Nothing will come of nothing

Video, audio, digital prints, text, 2019
Exhibiton in Circolo Cavalerizza (Torino, Italy)
Curated by Yuliya Say

Ex nihilo nihil fit: nothing comes from nothing. According to this conception, present in Western thought since its origins, nothing can be created out of nothing. The exhibition of the same name is the negation of this principle, as it is, on the contrary, the assertion of the need for an empty space, a container which is able to hold any kind of content.

«Linguistic unit is an empty module that fills itself with connotations, depending on the beholder».

Nothing will come of nothing – the artist's first exhibition in Italy – develops around Three Billboards, a constantly evolving project, which started in 2018. It took its inspiration from the movie of the same name, «Three Billboards Outside Ebbing Missouri», a 2017 movie: a work of art that deals with the power of words and the strength that their messages are able to convey. The image of three billboards, conceived by the director Martin McDonagh, was so incisive that it influenced the audience, which appropriated it in order to convey their own messages, mostly in the form of memes and photomontages. Absurd sentences, anecdotal expressions and other memes' quotes replaced the movie's seriousness. That's exactly the phenomenon which aroused the artist's curiosity and pushed her to further investigate the subject.

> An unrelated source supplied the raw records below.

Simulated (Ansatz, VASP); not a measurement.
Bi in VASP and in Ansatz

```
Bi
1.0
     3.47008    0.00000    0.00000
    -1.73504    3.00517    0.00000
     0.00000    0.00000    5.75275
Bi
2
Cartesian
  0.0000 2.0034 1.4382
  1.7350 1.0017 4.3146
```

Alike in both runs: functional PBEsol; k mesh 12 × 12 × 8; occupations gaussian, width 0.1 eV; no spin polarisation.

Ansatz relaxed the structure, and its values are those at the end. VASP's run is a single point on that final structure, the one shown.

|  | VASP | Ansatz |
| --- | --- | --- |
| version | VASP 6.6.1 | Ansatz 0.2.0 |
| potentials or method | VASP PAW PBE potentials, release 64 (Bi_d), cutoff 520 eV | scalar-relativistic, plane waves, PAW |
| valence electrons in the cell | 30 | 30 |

Three Billboards is the artwork's reduction to an empty space, language's ground zero: an installation that fills itself of content throughout the spectator's fruition. The only thing the artist did was setting up a situation that developed itself in an unpredictable way.

After its online upload, the project proved to be able to trigger a chain reaction made of conflicts, agreements and other following acts. Each of those reactions touched a specific sore point of contemporary Ukraine society. The most heated kinds of criticism addressed towards what has been perceived as a useless waste of money. Money that wasn't spent for entertainment reasons or for a «worthy» piece of art, or not even to help needy people, but in order to create emptiness: a gap in the infinite flow of images which is typical of the contemporary age.

Up until now, Three Billboards has always been narrated and retransmitted over the internet, thus keeping on generating small stories around it, and it has never been disclosed in its entirety. Contextually to the exhibition at Circolo of Cavallerizza, the project offers itself for the first time in an overview, where the single fragments are put together in a tale and in a texture of relations and complementary reflections.

The exhibition's title, Nothing will come of nothing, comes precisely from a negative comment received online about the work's sterility. A comment that the entire exhibition aims at proving wrong, by collecting and displaying all the things that the work generated – as well as by telling how it was generated. The most significant and iconic reactions generated by Three Billboards are displayed in an intelligible way, by showing how the work has been able to receive and retransmit the space-time issues in which the work unfolded.

(From curator's text by Yuliya Say)

The exhibition is split into two sections: History and Stories. This is because, as the artist claims, the history of the creation of the project and the viewers feedback on it – is an integral part of it.

History is about what was «behind the scenes» of Three Billboards project. About how Fedorova has raised the necessary funds to rent the posters, about her interaction with the advertising agency, and so on. It also represents the testimony of the difficult condition in which young artists work today, not only in Ukraine.

This section includes information about the cost of living in Ukraine, from vegetable prices to the rental of an apartment. Rather than providing a list of financial data, History wants the viewer to immerse in the socioeconomic reality of the country, allowing him to contextualize the reactions the work received, which are contained in the Stories section.

Then follow some photographs of the bills for renting the billboards in their actual quantity:
27 bills of 200 UAH (Ukrainian hryvnya); 1 banknote of 100 UAH.

Finally, the screenshots of the emails containing the press releases, sent to the various national and local cultural realities hoping for some find of feedback. No response received, except from the one online magazine, which published the proposed content.

Stories is about what happened «after», the storytelling of what Three Billboards generated.

The Facebook comments are presented, both the ones received under the original post, both the ones under the numerous reposts, along with comments from local information portals. Like in a «chinese whispers», authorial control has gradually faded away, giving way to more heterogeneous interpretations and manipulations by the public.

Among the various photomontages created, one was directed against the mayor of Kharkov in charge at the time, just like in the homonymous movie. Even if the artist tried to «go beyond» the feature, a spectator returned the original narrative function to the billboards.

The video depicting the three billboards was also presented in a virtual exhibition on the British platform Skelf space. During the podcast concerning Three billboards, the two curators commented on the work, proving to be curiously strangers towards eastern Europe and its own landscapes: Ukraine is to them something distant and unknown, they are even amazed by the cyrillic writings. A «westerner» vision, as they defined themselves, towards a «space
of anywhereness». The presence of billboards along the highway is experienced as a violent eruption of «wild, rampant capitalism" in an otherwise pure, pristine space. The three Fedorova's billboards are obviously exceptions.

Finally, the conversation with her art history teacher, editor of one of the many art magazines in Kharkov. He commented on the project: «Nothing will come of nothing ... The project told me nothing. [...] But to me it's very important for an artist to express himself. Therefore, I will publish your project». The exhibition's title comes from this comment.